Mauvais goût

31 January 2013

2:00 PM

31 January 2013

2:00 PM

It was dinner at a prize-winning hotel in Burgundy. I looked, stupefied, at an awkward arrangement of trapezoidal plates, unaccommodating to food and unergonomic to both eater and plongeur. There was a water glass of triangular section and silly cutlery that would bring even Philippe Starck’s most empurpled morphological fantasies into the arena of commonsense. I thought wistfully about the simple charm of the old Duralex glass. The timelessly perfect round-shouldered Burgundy bottle’s unaffected handsomeness only served to make its table-top companions look all the more ridiculous.

Modern France is in a terrible state as far as design is concerned. Renault’s peerless record of ingenuity is gone: it has not produced a worthwhile innovation for nearly 20 years. Anyway, who sold us the idea of French superiority in taste in the first place? Why do we continue to beat ourselves up about a presumed inferiority in matters of style and design? Has anyone stopping for a brackish coffee on the A26 autoroute been able to maintain any delusion of French grandeur?

Grandeur aside, many of our words calibrating the leagues of snobbery are French in origin: hauteur, arriviste and parvenu, for example. And looming large is the idea of goût. In France, the word for taste ceased to suggest merely a sensation in the mouth, and went through a metaphorical change.

The objet du goût was a project by Jeanne Antoinette Poisson, who translated furniture and china into tools of social aspiration, what economists call positional goods. The ambitious Poisson had hunted down Louis XV. Once captured, the King gave her an estate at Pompadour south-east of Paris and thereafter Poisson was relaunched as Madame de Pompadour. She posed as a pink and fleshy Venus for Boucher, had Ange-Jacques Gabriel design Le Petit Trianon and filled Versailles with fresh flowers daily.

Her Paris house was the Hotel d’Evreux, now the Elysée Palace. Royal and later diplomatic associations made Pompadour a tastemaker and Looey Cans became a gold — or rather gilt — standard in respectability. Le Goût Rothschild — arrivistes to a man — confirmed this. And, in the United States, the pioneer decorator Elsie de Wolfe, working for Henry Frick, introduced new American money to old French furniture.
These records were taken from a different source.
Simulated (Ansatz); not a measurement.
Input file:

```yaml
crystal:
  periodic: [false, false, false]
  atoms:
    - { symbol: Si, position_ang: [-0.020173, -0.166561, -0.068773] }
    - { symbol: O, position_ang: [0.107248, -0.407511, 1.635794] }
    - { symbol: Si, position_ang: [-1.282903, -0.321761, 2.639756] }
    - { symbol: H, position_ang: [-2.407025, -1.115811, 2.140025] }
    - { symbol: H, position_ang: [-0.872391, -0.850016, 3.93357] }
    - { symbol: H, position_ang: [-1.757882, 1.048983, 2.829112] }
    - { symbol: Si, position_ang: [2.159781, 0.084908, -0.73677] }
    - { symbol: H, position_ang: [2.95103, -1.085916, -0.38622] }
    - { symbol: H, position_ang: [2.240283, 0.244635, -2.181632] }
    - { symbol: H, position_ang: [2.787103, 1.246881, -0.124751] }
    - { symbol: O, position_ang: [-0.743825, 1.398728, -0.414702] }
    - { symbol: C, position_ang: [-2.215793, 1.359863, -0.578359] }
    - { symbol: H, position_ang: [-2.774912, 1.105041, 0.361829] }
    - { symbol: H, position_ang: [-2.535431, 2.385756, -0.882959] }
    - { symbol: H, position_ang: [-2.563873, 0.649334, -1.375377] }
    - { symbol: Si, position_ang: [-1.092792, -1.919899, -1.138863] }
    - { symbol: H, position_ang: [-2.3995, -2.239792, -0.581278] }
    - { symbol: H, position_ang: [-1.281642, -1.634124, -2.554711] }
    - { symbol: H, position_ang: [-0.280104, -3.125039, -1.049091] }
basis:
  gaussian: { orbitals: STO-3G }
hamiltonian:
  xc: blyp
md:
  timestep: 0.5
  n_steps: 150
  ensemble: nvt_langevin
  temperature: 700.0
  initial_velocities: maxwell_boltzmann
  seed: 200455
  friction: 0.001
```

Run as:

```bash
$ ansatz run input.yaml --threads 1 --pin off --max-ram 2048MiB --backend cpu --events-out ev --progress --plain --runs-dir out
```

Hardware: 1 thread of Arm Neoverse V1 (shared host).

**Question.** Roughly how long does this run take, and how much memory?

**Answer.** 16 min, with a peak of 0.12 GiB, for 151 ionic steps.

A bond was formed in the imagination between French furniture and sophistication, or, at least, ambition. And the influence of French taste reached into the 20th century in the sumptuous furniture of Ruhlmann and Eileen Gray. Even the demonised Le Corbusier offered bon goût seen through a modernist prism: his Grand Confort armchair would have been a splendid prop for the plumply nude Pompadour. To this categorical dominance in furniture was added another assumed leadership, this time in food. Elizabeth David’s persuasive myth about France and French country life was cheerfully adopted, adapted and promoted by Terence Conran. A lunch in the sun with baguettes and terrines became the beau ideal — indeed, an idée fixe for two generations.

Until now. It is a long time since a French restaurant has led the field. The academic rigidity of haute cuisine has ceded any advantage to Catalan, Basque and Nordic molecular experiments or high-concept foraging. And amateur cooks today much prefer Italian and Spanish recipes. True, there has been talk of a fitful revival of French cooking in the bistronomie movement. But at a bistronomie outpost in Orange I was served shredded carrot with air-freighted Scottish salmon. I could have eaten better in Stoke-on-Trent. Even Conran, citing his pisciniste’s aggressive fees, has sold his Provençal mas. Alain Passard, a chef once celebrated, now rather ignored, has ruefully suggested it is time to cultiver son jardin.

This all came to mind when, to sauce dull January, I decided to spend a few days within two hours’ drive of Calais. The three attractive hotels I know thereabouts — including the little auberge where Elizabeth David stayed while writing French Provincial Cooking — were all closed and those remaining open were all depressing. What was on offer was not even vulgarly enthusiastic Kitsch. Instead, all was lazy and complacent mediocrity.

Boulogne’s best hotel? A box of horror with panic-inducing velour banquettes under bad lighting. This last an advantage, since it meant that the wince-makingly cute graphics were less obvious. A lazy and artless menu further dismayed. The sole concessions to dignity? Free wi-fi and soundproofed rooms, refuges of the scoundrel hotelier.

We mock gastropubs, but any English town would have something better. So we decided not to go to northern France, but rather to stay at home. We have better design (and better food) here.